2.4 Learning speech recognition

Problem

This is the first time I am trying to recognize speech with HARK.

Solution

Speech recognition with HARK consists of two main processes.

Feature extraction from an audio signal with HARK
Speech recognition with JuliusMFT

If you are performing speech recognition for the first time, it is better to modify the sample networks of speech recognition, as shown in the Appendix.

Feature extraction

MSLS and MFCC features are supported by HARK. As an example, we will explain how to extract audio feature consisting of MSLS, $\Delta$ MSLS, and $\Delta$ power, or MFCC, $\Delta$ MFCC, and $\Delta$ power.

$\includegraphics[width=\textwidth ]{fig/recipes/LearningHARK-recog-msls.png}$

Figure 2.12: MSLS

$\includegraphics[width=\textwidth ]{fig/recipes/LearningHARK-recog-mfcc.png}$

Figure 2.13: MFCC

Figure 2.12 and 2.13 shows network files to extract MSLS and MFCC features, respectively. PreEmphasis , MelFilterBank , Delta , FeatureRemover and either the MSLSExtraction orMFCCExtraction nodes are used. The SpeechRecognitionClient node sends the extracted feature to JuliusMFT by socket connection. Speech recognition is dependent on sound sources.

To save features, use the SaveFeatures or SaveHTKFeatures node.

Speech Recognition

JuliusMFT , which is based on Julius, is used to recognize the extracted features. If this is the first time you are using Julius, see the Julius web page and learn the basic usage of Julius.

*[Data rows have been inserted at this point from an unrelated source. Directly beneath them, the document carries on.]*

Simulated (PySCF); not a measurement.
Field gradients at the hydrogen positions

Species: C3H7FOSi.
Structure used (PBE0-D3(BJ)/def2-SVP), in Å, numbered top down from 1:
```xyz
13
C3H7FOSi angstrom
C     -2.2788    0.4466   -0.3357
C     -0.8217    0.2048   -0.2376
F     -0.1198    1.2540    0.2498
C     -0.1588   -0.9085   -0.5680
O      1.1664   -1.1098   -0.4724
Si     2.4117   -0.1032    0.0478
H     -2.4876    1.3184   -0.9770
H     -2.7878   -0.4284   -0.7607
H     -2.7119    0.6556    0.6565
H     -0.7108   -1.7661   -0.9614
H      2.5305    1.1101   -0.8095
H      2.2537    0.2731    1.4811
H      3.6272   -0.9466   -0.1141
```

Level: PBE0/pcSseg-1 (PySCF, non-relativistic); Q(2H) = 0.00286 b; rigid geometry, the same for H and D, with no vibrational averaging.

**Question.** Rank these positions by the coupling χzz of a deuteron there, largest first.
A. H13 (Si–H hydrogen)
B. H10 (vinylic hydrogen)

Use “mfcnet” option for input format when you want to receive features with socket connections from HARK. The following is an example;

-input mfcnet
-plugindir /usr/lib/julius_plugin
-notypecheck
-h hmmdefs
-hlist triphones
-gram sample
-v sample.dict

The first three lines are necessary to receive features from HARK.
Line 1 to receive features from the socket connection,
Line 2 for the plugin enabling the use of the socket connection, Line 3 for MSLS feature.
The “-plugindir” option must be set correctly according to your environment.

Discussion

The simplest method consists of

Read monaural sound using AudioStreamFromMic node
Connect the output of the AudioStreamFromWave node to the input of the PreEmphasis node, as shown in Figure 2.12

If you want to recognize separated sound from the GHDSS node, connect the output of the GHDSS node to the Synthesize node in Figure 2.12 or 2.13.